Seasoned Egg
Ingredients
- Eggs
- Soy sauce
- Mirin
Method
Eggs go straight from the fridge into the boiling water, and straight from boiling water to ice-water. This is what makes them peel well.
- Get a pot of water boiling. More water means less temperature drop when adding the eggs.
- Set your timer for 6 minutes and 45 seconds.
- Add eggs to water and start timer. For the first minute or so keep the eggs moving gently to keep the yolk centered in the egg while the white firms up.
- Prepare the ice-water - about 30% to 50% ice by volume.
- When the timer is up, immediately transfer the eggs to the ice-water. Keep them moving for the first minute or so to keep them in the coldest water.
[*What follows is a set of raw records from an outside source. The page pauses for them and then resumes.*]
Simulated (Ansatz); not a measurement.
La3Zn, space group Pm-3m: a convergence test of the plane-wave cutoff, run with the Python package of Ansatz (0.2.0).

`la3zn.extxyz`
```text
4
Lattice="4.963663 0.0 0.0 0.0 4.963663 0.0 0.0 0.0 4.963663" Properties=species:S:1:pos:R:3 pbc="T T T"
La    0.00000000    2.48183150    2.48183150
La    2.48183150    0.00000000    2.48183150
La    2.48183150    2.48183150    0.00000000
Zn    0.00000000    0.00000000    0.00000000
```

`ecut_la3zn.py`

- Allow eggs to cool for at least 10 minutes
- Peel by cracking all over, and peeling using the back of a spoon to go between cracked shell and the white.
Marinating
There are two methods, depending on how fast you want them, and how long they need to keep.
For use in the same day:
Put egg in a container and mostly cover with soy and mirin (2:1). Lay a folded piece of kitchen paper over the top to cover the floating part of the egg and allow it to marinate by capillary action of the paper.
For use 2 days ahead, equilibrium brining method:
Set your marinating container on a scale and zero it out, add the eggs and cover with water, note the weight and add BY WEIGHT 5% mirin and 5% soy sauce. For instance, if your eggs and water combined weigh 200 grams you'd add 10 grams of mirin and 10 grams of soy for a total weight of 220 grams. add a knob of ginger and some scallion ends and chuck in the fridge for a day or two, they'll be good for about a week.
Because there's only so much salt and sugar in the brine it prevents the egg from becoming rubbery, as can happen when things over marinate.